Washington: Congressman Eliot Engel, chairman of the House Foreign Affairs Committee, was not aware of the inclusion of non-member Congresswoman Pramila Jayapal and two others to the list of lawmakers to meet External Affairs Minister S Jaishankar here last week, sources said.
During his visit to Washington for the 2+2 US-India dialogue, Jaishankar refused to meet Indian-American Jayapal, who introduced a Congressional resolution urging India to lift all the restrictions imposed on Jammu and Kashmir after the abrogation of Article 370 on August 5.
Jaishankar’s meeting with the Committee, headed by Engel, the Democratic lawmaker from New York, on December 18 was cancelled. Engel is believed to have learnt about the addition to the team only after the Indian Embassy here objected to the changes in the list agreed upon, the sources told media.
Engel got to know about the changes in the list only on the morning of December 18, they said, adding that it was too late and it would have been quite inappropriate for him to take any step that could have been seen as going against his own Congressional colleagues.
The Indian Embassy, miffed at the manner in which additional names of lawmakers who were not even members of the House Foreign Affairs Committee were added without taking it into confidence, cancelled the meeting, the sources said.
Multiple sources privy to the deliberations here last week indicated that in addition to Jayapal, the list included two other lawmakers who are part of the same group and in the recent past have been hostile in their attitude towards India on the issues of Kashmir, human rights and religious freedom.
PTI was not able to independently verify the name of the two other lawmakers.
Before his US visit, Jaishankar had requested a meeting with the leadership of the House Foreign Affairs Committee and Senate Foreign Relations Committee.
In the Senate Foreign Relations Committee, a Republican Senator is the Chairman and a Democratic lawmaker the Ranking Member. It is just the opposite in the House Foreign Affairs Committee.
Jaishankar’s meeting with the Senate committee went according to schedule.
The House meeting was scheduled at the same time President Donald Trump had agreed to meet Jaishankar and Defence Minister Rajnath Singh in his Oval Office, the sources said.
It was initially planned to be just a courtesy call and a photo opp. But Trump, reportedly in a cheerful mood, that too on impeachment day, went beyond his schedule and spent about 40 minutes with the visiting Indian leaders. In such a scenario, the meeting with the House Foreign Affairs Committee leadership would not have had happened anyway, the sources added.
In its communication to the House committee, the Indian Embassy asserted that the External Affairs minister had only sought meetings with the leadership of the Foreign Affairs Committee and that is what was agreed upon.
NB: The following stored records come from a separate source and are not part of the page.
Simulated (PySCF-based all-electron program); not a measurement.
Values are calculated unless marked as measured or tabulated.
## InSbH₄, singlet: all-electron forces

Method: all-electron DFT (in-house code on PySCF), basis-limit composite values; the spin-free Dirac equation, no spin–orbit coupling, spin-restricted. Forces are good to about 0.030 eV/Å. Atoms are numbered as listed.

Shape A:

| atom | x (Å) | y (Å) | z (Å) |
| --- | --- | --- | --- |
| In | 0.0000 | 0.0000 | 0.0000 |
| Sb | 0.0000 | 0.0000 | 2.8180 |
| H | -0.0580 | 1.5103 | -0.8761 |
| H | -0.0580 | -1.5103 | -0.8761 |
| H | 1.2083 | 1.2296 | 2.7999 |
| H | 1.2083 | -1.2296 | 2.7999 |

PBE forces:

The embassy reportedly asked about the rationale of adding at least one and possibly three non-members to the list and cancelled the meeting upon getting an unsatisfactory response.
In an interview to media last week, Indian-American Bharat Barai alleged that Jayapal probably wanted to indulge in a heated argument with Jaishankar and then go to the media for propaganda. Barai is widely seen as a close confidant of Prime Minister Narendra Modi and has been active in his overseas diaspora events, including the Madison Square event in 2014.
Chennai-born Jayapal, 54, the first Indian-American woman elected to the House of Representatives, has been one of the few lawmakers, mostly from the Democratic Party, raising their voices against the Indian government’s move on Jammu and Kashmir.
The resolution, introduced in the House of Representatives after several weeks of efforts by Jayapal, urges India to lift as swiftly as possible all restrictions on communications in Jammu and Kashmir which were imposed following the abrogation of Article 370. It also asks that religious freedom for all residents be preserved.
India has defended the restrictions in Kashmir on the ground that they were imposed to prevent Pakistan from creating more mischief through proxies and terrorists following the abrogation of Article 370 which ended the special status of Jammu and Kashmir.